Starfish
    For latest update and release of Starfish, please visit
Starfish website.
    Sratfish is a workflow management and query processing system on top of multi storage engines that supports optimizations at multiple levels. The main contributions of Starfish relays on two aspects, optimizations for multi query processing and smart
usage of multi storage engines.
    Most of the current optimization strategies for query processing focus on improving
performance of individual query/workflow. However, the reality that multiple queries are usually submitted together as a batch supplies us with more
opptunities for optimization at a global level, which is not currently explored extensively. In Starfish, we try to optimize multiple queries by
exploring the correlations, choosing the right partitioning method and reusing computation and intermediate data. In details, we will do the management and optimization at three level:
job-level, which focuses on parameter tuning for a single job; Workflow level, which optimizes the execution plan and picks the right operators, just as
what Pig does; Workload-level, which merge the node/operators
from different execution plans to reuse the intermediate computation/result, in which case we may get global optimization even some of the workflow is
sub-optimum. Being aware of the entire data life cycle, we can do something smart for both current and future workload. The other key contribution of Starfish would be the
smart usage of mulitple storage engines. As has been argued for a long time, Database outperforms MapReduce-like system by enabling schema, indexing,
partitioning, data-level statistics. However, the performance gains at runtime comes at the expensive cost of loading process, which may outweight the benefits
for ad-hoc queries. Starfish tries to combine the distributed file system, column/row based storage, etc. together so that at run time, data will reside at the
appropriate storage engine according to specific context, and execution engine will make the most of that storage engine to improve the query processing. This project will also
take advantage of our past/ongoing projects in join optimization,
cost modeling, automatic configuration tuning.

Figure 1. Starfish ecosystem
    In this project, I mainly work on the computation reuse and workload integration and optimization. Also, I am developing an interface call
Lastword that takes declarative queries and MR jobs as input and for logical plan representation, or translate query into SQL statement for
processing in RDBMS when necessary.
Publication:
Herodotos Herodotou, Harold Lim,
Gang Luo, Nedyalko Borisov, Liang Dong, Fatma Bilgen Cetin, Shivnath Babu,
Starfish: A Self-tuning System for Big Data
Analytics.
In Proceedings of the Conference on Innovative Data Systems Research (CIDR '11), January 2011.  
Paper  
Slides
Adaptive MapReduce
    The idea of using MapReduce to process large scale data in parallelism and its open-source implementation Hadoop become more and more popular nowadays. Even though it is pretty simple to start with-you can immediately process TeraByte-level data on cluster just by writing a small piece of code, there are still more magic than expanding your cluster that we can explore to make it works more efficiently.

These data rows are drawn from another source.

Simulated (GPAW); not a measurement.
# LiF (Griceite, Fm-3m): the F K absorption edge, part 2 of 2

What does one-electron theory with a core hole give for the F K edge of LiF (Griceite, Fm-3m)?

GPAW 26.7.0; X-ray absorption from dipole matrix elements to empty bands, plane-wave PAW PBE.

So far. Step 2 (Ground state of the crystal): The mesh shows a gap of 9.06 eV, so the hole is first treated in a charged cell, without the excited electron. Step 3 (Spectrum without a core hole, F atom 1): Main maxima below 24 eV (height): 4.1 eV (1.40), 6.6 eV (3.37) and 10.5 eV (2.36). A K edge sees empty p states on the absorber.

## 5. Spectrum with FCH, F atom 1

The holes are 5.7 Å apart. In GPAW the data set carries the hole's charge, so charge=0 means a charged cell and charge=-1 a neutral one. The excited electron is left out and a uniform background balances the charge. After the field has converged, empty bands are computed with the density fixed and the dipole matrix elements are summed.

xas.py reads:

Adaptive MapReduce is supposed to make such automatic tuning even without the awareness of the job submitter. To achieve such self-optimization involves firstly a good understanding of the features of the cluster and how Hadoop behaves. The features of data (e.g. data skew level) should also be considered to avoid load imbalance.
    Currently, we are focusing on learning data characters and building cost model
for MapReduce environment. Extensive experiment is on going to capture details about how Hadoop behaves, how cluster response to different configurations
and how much parallelism we can explore for given resource. Based on these, a cost model is being built to help balancing the workload on different
nodes. Beyond the general work, I pay particular focus on parallel join in this project. Based on some join approaches we developed before, I am now
looking for 1) how to eliminate the memory limitation and make map join more available. 2) how to make good use of semi join for data partitioning and
skew handling. 3) how to tune the parameters for a join task in the fly. 4) how to choose a join plan in the plan space automatically. Many of these
goals we go towards are meaningful for neither Pig nor Hive have realized them.
    This work is lead by
Prof. Shivnath
Babu and is on going. We recently received AWS research grant from Amazon which will better support our project. For the latest updates, click
HERE.
Efficient Joins in Hadoop 
[PDF1] 
[PDF2]
    Join is the most costly operation in any data processing paradigm. Thus, we should explore more options beyond the default join approach and make a good choice among all those methods for a particular join task. Being a really new technology, MapReduce and its open source implementation Hadoop expose us to TeraByte-level data processing. Our work focus on implementing more join approaches and to see how they perform for a given context.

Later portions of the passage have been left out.